‘It was always the same nightmare. Cross saw them lined up in rows, in stretches of city wasteland- those derelict spaces once described to him by a child as the blank bits where things had been before they’d got blown up.
It is 1985 and a killer moves through Belfast’s blighted streets. In a time and place ruled and divided by politics and religion, his crimes cut all boundaries. Detective Inspector Cross, together with Westerby, a young policewoman, enters a maze of conspiracy and paranoia, and as the investigation draws closer to the truth, they find themselves in a nightmare world, with little hope of escape.’
I remember when I found this gem of a book I was meandering through the crime fiction section of my local Waterstones, looking for a dark thriller to catch my interest. This book popped out at me for two reasons, the first was that the author’s surname is very close to my own, and the second that the edition was a Picador Classic. I already had two Picador editions and, I have to admit, I’m a sucker for having books that make a neat little set on my shelf. So I picked the book up and read the blurb (above) and felt instantly drawn in. I’d just finished watching the third series of the hit TV show ‘The Fall’ and I was fascinated by Belfast and it’s history. That was it for me, the only few reasons I needed to buy the book immediately and put it straight on my ‘Read Me Soon’ shelf at home in anticipation.

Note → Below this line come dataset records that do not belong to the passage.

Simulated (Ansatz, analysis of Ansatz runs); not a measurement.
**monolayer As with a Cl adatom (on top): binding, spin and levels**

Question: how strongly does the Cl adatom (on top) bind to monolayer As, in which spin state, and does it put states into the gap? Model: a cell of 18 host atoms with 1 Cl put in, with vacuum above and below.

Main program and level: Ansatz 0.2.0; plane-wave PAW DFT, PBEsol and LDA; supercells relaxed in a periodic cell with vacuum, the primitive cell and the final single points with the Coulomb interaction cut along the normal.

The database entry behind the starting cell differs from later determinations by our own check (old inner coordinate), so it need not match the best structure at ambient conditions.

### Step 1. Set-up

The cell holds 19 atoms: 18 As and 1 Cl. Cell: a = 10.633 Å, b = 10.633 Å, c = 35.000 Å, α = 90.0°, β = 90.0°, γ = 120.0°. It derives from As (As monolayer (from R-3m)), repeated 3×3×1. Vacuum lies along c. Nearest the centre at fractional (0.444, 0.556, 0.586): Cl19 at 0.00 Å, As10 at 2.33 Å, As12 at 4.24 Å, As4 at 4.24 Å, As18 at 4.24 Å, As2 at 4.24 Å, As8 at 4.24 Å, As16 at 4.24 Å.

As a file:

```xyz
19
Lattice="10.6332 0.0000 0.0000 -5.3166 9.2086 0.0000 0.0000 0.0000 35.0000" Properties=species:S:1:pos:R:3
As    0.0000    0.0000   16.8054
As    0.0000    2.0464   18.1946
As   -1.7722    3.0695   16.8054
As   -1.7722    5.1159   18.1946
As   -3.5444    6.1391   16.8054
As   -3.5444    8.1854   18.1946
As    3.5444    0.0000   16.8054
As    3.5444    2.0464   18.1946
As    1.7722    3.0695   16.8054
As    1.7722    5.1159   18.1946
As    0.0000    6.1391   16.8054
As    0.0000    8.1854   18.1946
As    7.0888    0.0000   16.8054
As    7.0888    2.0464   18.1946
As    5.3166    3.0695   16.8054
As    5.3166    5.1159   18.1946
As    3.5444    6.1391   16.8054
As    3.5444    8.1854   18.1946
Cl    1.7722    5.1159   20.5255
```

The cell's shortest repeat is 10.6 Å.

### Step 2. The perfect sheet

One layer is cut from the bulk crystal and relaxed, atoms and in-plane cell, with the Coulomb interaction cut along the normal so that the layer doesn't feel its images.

Last week I noticed in my writing that I have a very Young-Adult tone that didn’t always suit the story I wanted to tell, so I decided to get stuck into this noir thriller as a way to further expose myself to that type of voice. I wasn’t disappointed. The story opens on Candlestick, a mysterious character who immediately murders a man by the name of Tommy Heron before having sex with his accomplice, the brutal Maggie. It’s quite an opening, immediately grabbing your attention and throwing you in to a savage world of death and desire. The story then switches to Detective Inspector Cross, the hero of the piece who quickly finds himself knee deep in a strange investigation into the murder of a man who appeared to have been stored in a deep freeze days before being dumped in the middle of the road. As the bodies begin to pile up, Cross finds himself more and more concerned with the idea that a single murderer is responsible and struggles to search through the complicated politics of Belfast to discover why.
What I really loved about reading this book was that it never shied away from the darkness. The author lead you straight to the murderer and his victims and allowed you to get a good look at him and what he did with an unflinching stare that left you unable to put the book down. The investigation was intricate and, to someone fairly unfamiliar with the history of Belfast’s troubles such as myself, occasionally confusing. But that was always part of the charm, detective stories that lead you straight to the simplest answers are boring- no one wants to immediately know who did it and how- they want to be lead a merry dance first. The thrill is in the chase, the twists and turns of the journey, not in the answer itself.
Although, I do have to be honest, I could see the identity of the murderer and his muse coming a mile off. As soon as they were introduced I knew they wouldn’t have been given such importance if it wasn’t them. That didn’t necessarily make it less enjoyable, it just made it more predictable. But, of course knowing who did it isn’t the whole solution, I can honestly say the why surprised me and more than made up for the obvious who. The final showdown between Cross, Westerby and their prey was a fantastic scene and one that left me completely in awe of the writer’s skill.
My only real issue with this book was the affair of Cross and Westerby. You could see it coming a mile off and it left me bored. Reducing the brilliant Westerby who arguably figured out most of the case on her own and even took on both murderers single handedly at the end to a lovesick woman who gets so sidetracked by a crush that she can’t even do her job annoyed me and alienated me as a reader. It’s always the same, when a man and woman who work together get involved romantically or sexually in any story the man always carries on doing his job while the woman is the one mooning around unable to do anything other than think about her man. Give me a break. She was worth so much more than that and it would have made more sense for her character if those bits were cut out. If you must put in a cliche and unnecessary romance fine but if you honestly think men, especially a complete mess like Cross, would get in the way of a woman’s ability to do her job and even function independently of them then you clearly think a lot of yourself and not a lot of a woman’s capability or concentration. You can tell it was written by a bloke.
All in all, I did really enjoy reading this book and it left me feeling a lot more confident about the sort of voice and tone to use to suit stories in this genre. Just a shame the phenomenal ending was spoilt by the inane romance.